Supporters of Effi Eitam accuse media of running hostile campaign

 
Effi Eitam, seen at the Jerusalem Supreme Court during a hearing on oil searching in the Golan Heights, on December 23, 2014. (photo credit: FLASH90)
Effi Eitam, seen at the Jerusalem Supreme Court during a hearing on oil searching in the Golan Heights, on December 23, 2014.
(photo credit: FLASH90)

Most Israeli newspapers have published articles reflecting the opposition of Jewish community leaders in across the world as well as Holocaust survivors to Eitam’s appointment to chair Yad Vashem.

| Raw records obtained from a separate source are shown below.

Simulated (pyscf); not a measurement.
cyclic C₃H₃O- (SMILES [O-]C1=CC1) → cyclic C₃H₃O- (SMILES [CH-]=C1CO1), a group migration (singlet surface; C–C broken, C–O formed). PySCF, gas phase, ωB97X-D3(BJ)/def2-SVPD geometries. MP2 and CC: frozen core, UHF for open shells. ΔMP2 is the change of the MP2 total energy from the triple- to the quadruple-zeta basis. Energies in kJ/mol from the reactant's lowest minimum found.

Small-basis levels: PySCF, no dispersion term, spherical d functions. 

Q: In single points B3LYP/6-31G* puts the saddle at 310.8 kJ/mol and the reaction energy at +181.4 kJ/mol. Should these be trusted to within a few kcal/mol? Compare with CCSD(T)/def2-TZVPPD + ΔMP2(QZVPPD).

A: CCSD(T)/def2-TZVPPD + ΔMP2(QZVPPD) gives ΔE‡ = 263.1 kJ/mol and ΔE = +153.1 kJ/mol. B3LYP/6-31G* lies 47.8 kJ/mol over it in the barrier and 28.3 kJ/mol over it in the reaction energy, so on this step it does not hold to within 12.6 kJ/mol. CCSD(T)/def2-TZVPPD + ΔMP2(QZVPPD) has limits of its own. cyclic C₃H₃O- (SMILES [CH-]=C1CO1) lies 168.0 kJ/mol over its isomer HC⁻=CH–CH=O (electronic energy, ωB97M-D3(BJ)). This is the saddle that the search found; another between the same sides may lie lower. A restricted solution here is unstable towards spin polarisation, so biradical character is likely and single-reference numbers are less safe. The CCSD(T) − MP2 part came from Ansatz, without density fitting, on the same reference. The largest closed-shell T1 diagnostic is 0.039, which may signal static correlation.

Supporters of the candidacy of Effi Eitam for the chairmanship of Yad Vashem to succeed Avner Shalev, who is stepping down at the end of this month, have accused the Israeli media of running a concerted campaign against him, without paying sufficient attention to his background.
While it is true that most Israeli newspapers have published articles reflecting the opposition of Jewish community leaders in various parts of the world as well as Holocaust survivors to Eitam’s appointment, some of those who advocate on his behalf are missing the point and extol his military heroism and his willingness to lay his life on the line for Israel. No one disputes his heroism. What people are concerned about are his allegedly racist remarks and attitude.
It is also unfortunate that some of Eitam’s defenders characterize those who oppose him as “dirty leftists.” At least one journalist has tried to achieve some degree of balance, although she, too, mentions leftists – but only in passing. Quoting from the writings of the late Tommy Lapid, who served as chairman of the Yad Vashem Council, Hagit Rosenbaum, writing in the National-Religious weekly Besheva, while acknowledging that Lapid was a Holocaust survivor, stated that when he was appointed in 2006, he brought with him a trove of allegedly racist remarks that were directed not only against Palestinians but also against any ethnic group or demographic sector that did not find favor in his eyes – especially the ultra-Orthodox community, which he castigated in the most derogatory and deleterious of terms.
Eitam is a second-generation Holocaust survivor. Rosenbaum presents her readers with the story of Esther Fein (Eitam’s mother), who was a nurse in the Red Army and who for four-and-a-half years helped to fight the Nazis. Her parents and many of her relatives were murdered, as were most of the Jews from the Latvian town in which she was raised. She was married to a Latvian Jewish officer, and gave birth during the war. Her husband was killed in battle, and for three years after the war, Esther Fein, with her infant in her arms, wandered across Europe.
En route, she and her friends picked up some 100 homeless Jewish children who had been orphaned during the war, and established a warm home for them on an American army base in Germany. They also set up an improvised school, where they taught the children in the morning and acted as mentors to them in the afternoon
At the conclusion of the Mandate administration in 1948, Fein and her comrades, together with the children, came to Israel. She continued working as a nurse during the War of Independence, caring for the wounded at Kibbutz Ein Gev. She wrote extensively about her experiences, and her writings are included in Yad Vashem’s teaching curriculum.